Real OCR possible? [Archive]

kagoru

18th April 2002, 20:42

I have been wondering for a long time if it was possibly to use REAL OCR when ripping subtitles. There are many nice Programs out there that are really good at reading and converting scanned stuff to editable text.
When one could use that Programs to OCR DVD subtitles you would not only have a real time decrease but also more likely 99% less spelling mistakes. The best thing would be if we could only use the enginge of those OCR programs and create a front-end that would make ripping subtitles a breeze. Put a spell checker in there and you would have a ultimate subtitle machine that is times more succesful than SubRIP. Anyone ever had similiar thoughts?

gabest

19th April 2002, 07:03

Yeah, it would be pretty easy to make a real OCR prog for DVD subtitles. Since the matching letters are all identical to the last pixel, we only need to define a HUGE list of different features (center of weight, width-height ratio, ...), store them in a database and use it look up the text. The only problem is that making that kind of a db needs many ppl, their dvd discs, and somebody who will be collecting and merging the results.

kagoru

19th April 2002, 09:41

I think you didn't get what I meant or I expressed myself not clearly ;-).
Each subtitle "frame" is stored as a bitmap. Therefore you could extract that picture and open it with FineReader i.e. and let FineReader do all the work. You wouldn't be needing any kind of database at all!

ppera2

22nd April 2002, 15:58

Good idea... However, I think that it's not so simple.
There is about 1000-1500 subpics in one movie, with timings.

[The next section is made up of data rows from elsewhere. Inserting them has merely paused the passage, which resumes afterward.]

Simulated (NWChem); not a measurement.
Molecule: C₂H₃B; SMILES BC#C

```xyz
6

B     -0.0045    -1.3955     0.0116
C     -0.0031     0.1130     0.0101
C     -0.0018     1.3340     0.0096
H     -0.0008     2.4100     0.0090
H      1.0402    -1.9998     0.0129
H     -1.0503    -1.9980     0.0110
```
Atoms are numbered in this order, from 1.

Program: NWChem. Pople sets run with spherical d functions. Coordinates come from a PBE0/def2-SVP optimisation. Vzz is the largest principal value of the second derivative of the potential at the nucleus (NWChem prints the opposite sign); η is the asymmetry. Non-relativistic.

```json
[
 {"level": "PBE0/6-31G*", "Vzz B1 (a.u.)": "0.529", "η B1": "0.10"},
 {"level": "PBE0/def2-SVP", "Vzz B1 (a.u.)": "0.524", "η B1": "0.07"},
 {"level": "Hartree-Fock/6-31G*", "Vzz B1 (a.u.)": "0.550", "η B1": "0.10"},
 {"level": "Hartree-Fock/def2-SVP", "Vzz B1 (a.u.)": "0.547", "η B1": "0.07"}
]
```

So, need to write special program which will send it to OCR, get back text and compose all with timings.

kagoru

22nd April 2002, 22:03

I figured that it wouldn't be that simple. You're right. we need to extract the picture and sent it to finereader or whatever that converts it to text and sends it back to our program. It would be very simple if there was a OCR program that worked with command line parameters and returns the ASCII. The timings shouldn't be a problem; we just add them to the text we converted.

Does anybody know if there is a good open-source OCR program or an OCR program that accepts command line paramters?